Hacker News new | ask | show | jobs
by TMWNN 1778 days ago
Is it true that Microsoft skipped Windows 9 because too many applications check for "Windows 9*", and would have thought that they are running on Windows 95 or 98?
4 comments

It strikes me as plausible. If the devs thought that Microsoft was going to keep their year based naming system then it wouldn't be a problem for another 100 years, by which point they would be long dead and it would be someone else's problem. The fact that there were two versions to check also meant that the shortcut of only checking the first digit is understandable. Also, if the version strings included extra cruft, like Windows 98SE2 then stopping the check early makes sense over trying for explicit string matches.

Of course Windows 10 was supposed to be the last version ever in Apple OSX style, but now we have beta for Windows 11. The lesson is: never trust what Microsoft tells you about their intentions.

You had to check for Windows ME as well so couldn't limit to the first digit.
None of the native APIs return the version number as a string, and to see a version > Vista you need to declare the minimum supported version anyway. But I can see this being a problem in some scripted languages, maybe.

Personally I believe they wanted to avoid Windows NEIN, or it's some marketing BS to jump a number and pull up to OS X (10).
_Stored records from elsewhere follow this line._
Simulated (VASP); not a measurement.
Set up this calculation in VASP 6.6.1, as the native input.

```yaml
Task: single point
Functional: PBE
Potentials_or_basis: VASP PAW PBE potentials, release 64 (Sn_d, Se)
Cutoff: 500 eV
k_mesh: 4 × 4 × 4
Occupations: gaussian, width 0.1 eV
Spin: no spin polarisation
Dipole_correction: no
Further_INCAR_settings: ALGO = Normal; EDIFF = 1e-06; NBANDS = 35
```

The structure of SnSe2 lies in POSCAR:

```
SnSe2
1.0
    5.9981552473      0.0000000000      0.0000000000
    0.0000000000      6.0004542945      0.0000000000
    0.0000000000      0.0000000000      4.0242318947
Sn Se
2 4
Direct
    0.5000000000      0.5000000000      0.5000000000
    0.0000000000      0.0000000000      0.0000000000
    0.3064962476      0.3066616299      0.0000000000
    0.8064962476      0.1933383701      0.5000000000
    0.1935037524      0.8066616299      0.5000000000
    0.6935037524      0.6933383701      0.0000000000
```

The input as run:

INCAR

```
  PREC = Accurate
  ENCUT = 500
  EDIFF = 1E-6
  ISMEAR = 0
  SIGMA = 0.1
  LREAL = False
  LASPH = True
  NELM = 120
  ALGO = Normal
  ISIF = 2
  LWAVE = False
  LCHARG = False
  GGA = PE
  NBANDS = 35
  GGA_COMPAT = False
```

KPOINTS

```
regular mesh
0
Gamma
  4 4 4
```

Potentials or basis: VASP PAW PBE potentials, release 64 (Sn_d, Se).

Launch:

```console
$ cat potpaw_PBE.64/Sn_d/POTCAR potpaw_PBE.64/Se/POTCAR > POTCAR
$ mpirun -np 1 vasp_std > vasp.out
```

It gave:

I think that concern was mostly apocryphal, but such things demonstrably do exist [1]:

    } else if (osName.startsWith("Windows")) {
        if (osName.indexOf("9") != -1) {
            jvm = WINDOWS_9x;
[1] https://github.com/Elblonko/kepler/blob/48618dc2233781656e63...
They've never confirmed it, but yes, that was the strong suspicion at the time.

Fortunately, they've got some runway before Windows 30 brings back the same problem.

LOL.

Luckily for future people they already can't run those old 16 bit programs. The 64 bit transition finally put the last nail in that coffin.

This sort of problem has happened more than once at Microsoft:

• Windows 95 reports its version as “3.95” even though it's really version 4

• Windows 10, of course

With 10 they decided to stop telling applications the latest version number unless they opt in via some special token not known in advance.